Bacon-Wrapped Apple Pie?

| Winning Edge |

By Dave Anderson

I have no style sense whatever, and very little culinary expertise. If I need to wear jacket and tie, my wife picks out the ensemble. If I’m left to do the cooking we’re likely to end up with bacon and broccoli, or maybe bacon and canned peaches.

But when it comes to matching up handguns and knives my judgment is as good as any, better than some. Or at least, I know what I like. Here are a few of my favorite handgun/knife combinations, reflecting my impeccable taste and refined aesthetics. See if you agree. Meanwhile I have to make dinner. I’m thinking bacon-wrapped apple pie sound about right.

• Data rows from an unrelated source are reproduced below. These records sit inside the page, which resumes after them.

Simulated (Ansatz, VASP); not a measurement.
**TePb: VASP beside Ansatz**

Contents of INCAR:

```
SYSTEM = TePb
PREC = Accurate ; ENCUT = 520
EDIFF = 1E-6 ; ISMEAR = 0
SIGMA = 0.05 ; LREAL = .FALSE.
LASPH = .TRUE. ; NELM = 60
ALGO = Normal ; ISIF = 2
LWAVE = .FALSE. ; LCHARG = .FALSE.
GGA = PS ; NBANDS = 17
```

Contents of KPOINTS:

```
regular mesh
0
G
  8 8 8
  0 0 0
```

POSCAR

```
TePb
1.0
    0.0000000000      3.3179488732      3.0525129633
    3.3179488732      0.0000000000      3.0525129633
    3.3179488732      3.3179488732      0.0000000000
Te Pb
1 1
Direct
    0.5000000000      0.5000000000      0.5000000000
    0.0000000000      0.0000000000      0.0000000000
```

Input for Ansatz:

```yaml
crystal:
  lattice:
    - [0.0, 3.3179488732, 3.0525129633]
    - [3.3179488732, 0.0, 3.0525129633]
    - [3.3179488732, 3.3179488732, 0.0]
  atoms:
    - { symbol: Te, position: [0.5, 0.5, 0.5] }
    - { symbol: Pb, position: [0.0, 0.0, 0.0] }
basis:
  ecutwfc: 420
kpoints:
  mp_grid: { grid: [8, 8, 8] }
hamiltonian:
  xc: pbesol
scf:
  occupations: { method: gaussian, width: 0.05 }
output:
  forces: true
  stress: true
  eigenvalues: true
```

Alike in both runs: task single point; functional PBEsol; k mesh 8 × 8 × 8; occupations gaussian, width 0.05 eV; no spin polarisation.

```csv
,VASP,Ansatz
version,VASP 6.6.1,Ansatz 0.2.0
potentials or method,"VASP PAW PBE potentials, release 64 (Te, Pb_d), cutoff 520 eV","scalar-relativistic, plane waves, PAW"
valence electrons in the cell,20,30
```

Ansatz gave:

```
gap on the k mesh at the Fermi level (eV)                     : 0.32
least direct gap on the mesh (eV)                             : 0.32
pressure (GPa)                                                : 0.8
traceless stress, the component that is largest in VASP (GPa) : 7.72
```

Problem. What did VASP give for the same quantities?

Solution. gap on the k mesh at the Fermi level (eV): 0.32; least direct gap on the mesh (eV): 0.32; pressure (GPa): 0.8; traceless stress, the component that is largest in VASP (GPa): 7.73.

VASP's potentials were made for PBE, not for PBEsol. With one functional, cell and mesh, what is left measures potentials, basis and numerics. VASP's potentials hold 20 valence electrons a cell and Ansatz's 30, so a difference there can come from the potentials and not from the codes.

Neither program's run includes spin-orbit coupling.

My best hunting knife is this Bob Dozier handmade custom. Dozier knives are perfectly detailed but still practical working knives made for hard use. He calls this the “Utility” model from his Bare Bones line. Dozier is an acknowledged master at tempering D2 for both edge-holding hardness and tough durability. He also makes the leather sheath to hold the knife safely and securely. In today’s custom market the price of $450 is a bargain. It’s a perfect match for the Colt Woodsman.


Also from Dozier is the K-20 Canoe model. Blade length is 27/8″, weight just three ounces. Kydex sheath locks knife in securely and carries horizontally on the belt. Steel is D2 with black micarta handles. Currently it retails at $205.

With its razor sharpness and edge-holding ability, the little knife performs far above its size. The Beretta 71 .22 LR, shown here with the 6″ barrel, also punches above its weight class. It’s the most reliable .22 semi-auto I’ve ever owned, and accurate to boot.


Let’s say you had to survive in one of the world’s wild places; the Alaskan wilderness, for example. Okay, it’s not going to happen and if it did you’d probably find tourists already there. But we can dream. In my view the single most important tool you can have is an axe, such as this Scandinavian Forest axe by Gransfors Bruk. It’s both tough and takes a skinning-sharp edge.

There isn’t a more versatile, all-around handgun than a medium-frame, double-action .357 Magnum revolver. I greatly admire the stainless steel S&W 686, although I’ll concede a stainless Ruger GP-100 would be just as acceptable.

Just as tough and versatile is the Cold Steel Master Hunter. It has a 41/2″ flat-ground blade of VG-1 San Mai steel, 3/16″ thick at the spine. At $160 it’s a lot of knife for the money. And no, I’ve never been lost in the wilderness, but I haven’t given up hope.


Sometimes only the finest, most elegant ensemble will do. When I carry my Nighthawk Falcon Commander .45 ACP it would be a grotesque faux pas to pair it up with a knife of lesser distinction. The most strikingly handsome knife I own is this Spyderco Chaparral3. The handle scales are titanium, machined in a 3D-stepped pattern. It’s a showpiece, but like all Spyderco knives it isn’t just show. The blade is CTS XHP stainless steel, flat ground and sharp as can be. Neither materials nor workmanship are cheap, as MSRP on this knife is $564.95.


These are the kind of knives I’ve carried most of my life, as did my dad and grandfather. Bottom knife is a Browning, which I think has been discontinued. Above it is a Buck Stockman which lists at $57, has excellent workmanship and materials and is made in the USA. The Streamlight Polytach is an excellent flashlight and a remarkably good value.